4WD or high clearance desired
  Fairview Stage Station (Churchill Co.)
MAP

N39.36420 W118.23275 - DRUMM SUMMIT quad

VISITED We Tried to Visit: January 31, 2015
We Successfully Visited: February 14, 2015
Our 1st Breakfast: Omelets at Courtyard Cafe & Bakery, Fallon
Our 2nd Breakfast: Meat-lover omelettes at Middlegate Station
Our 1st Lunch: Burgers at Middlegate Station, the one station we have no trouble locating
Our 2nd Lunch: Burgers at Cold Springs
DIRECTIONS Take Highway 50 39.8 miles east to Dixie Valley Road; head north 2.7 miles; turn left (west) and continue on dirt road for 4.5 miles; veer left on dirt two-track for 0.2 miles.
From Fallon:
47.2 miles
WHAT WAS

Not to be confused with the mining camp of Fairview, the Fairview Stage Station was a freighting and-- some say--Pony Express stop, at least during the later part of the P.E.'s existence in 1861. Unfortunately, its location is a bit cloudy with the passage of time. An 1882 Wheeler map shows "Fairview Stage Station (abd)" outside the mouth of La Plata Canyon, near some roads that aren't there and elevations that don't match up. An 1866 General Land Office map- rather crude-- shows it to be nearer the Clan Alpine Range, about where Westgate is. Of the two, one might assume that the later map, drawn with greater detail, is more accurate.

More clues.....

A mining company prospectus says that folks from the Station regularly visited La Plata to obtain water, and that the station was about 7½ miles away.

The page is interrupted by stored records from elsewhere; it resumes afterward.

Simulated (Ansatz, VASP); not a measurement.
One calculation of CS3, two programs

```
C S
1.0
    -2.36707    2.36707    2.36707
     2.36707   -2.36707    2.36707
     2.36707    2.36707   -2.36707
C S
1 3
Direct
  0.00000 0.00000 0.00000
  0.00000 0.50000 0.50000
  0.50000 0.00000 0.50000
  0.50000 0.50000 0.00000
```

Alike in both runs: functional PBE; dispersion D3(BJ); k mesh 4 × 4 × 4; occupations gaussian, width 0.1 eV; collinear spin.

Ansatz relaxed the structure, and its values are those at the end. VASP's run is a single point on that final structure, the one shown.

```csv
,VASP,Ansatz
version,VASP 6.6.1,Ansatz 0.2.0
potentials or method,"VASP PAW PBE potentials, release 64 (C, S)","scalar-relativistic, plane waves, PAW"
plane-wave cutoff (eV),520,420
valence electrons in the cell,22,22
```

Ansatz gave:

The water, although not very abundant yet, owing mainly to the fact that no particular effort has been made to procure it, yet within the limits of our place [La Plata] we have three springs, which will not only furnish water enough for a ten stamp mill, with an abundant supply left to accommodate not only the citizens of this place, but also a neighborhood for many miles distant. In fact, teams come here almost daily from a distance to procure water for remote places, and the Overland Stage Company is compelled to haul water from here to Fairview Station, a distance of 7 1/2 miles, for their use.
-Prospectus of the Nevada Silver Mining Company, Churchill County, Nevada, 1865, President James Ross Snowden

And we all know how accurate a Nevada mining company prospectus is, ha ha ha.

A less flattering description of La Plata states it was 7 miles away.

THE MOUNTAIN-WELL DISTRICT A very dry and sparsely timbered region, without any arable land or pasturage, other than scattered bunch grass growing in the mountains. The scarcity of water is a serious drawback to the prospects of this district, as it is to those numerous other localities in Nevada. In the whole country, there is hardly a town worse off, in this particular, than La Plata, the principal place in the Mountain Well District, and county seat of Churchill County. Upon two or three small springs is devolved the office of furnishing the inhabitants with water-- a rather onerous task, seeing as how they have nowhere else to look for supplies-- the Fairview Station, seven miles below, also coming here for all the water needed for their stock, hauling it the whole distance.
-American Mining Gazette and Geological Magazine, Volume II, January 1 to December 31, 1865, "The New State of Nevada"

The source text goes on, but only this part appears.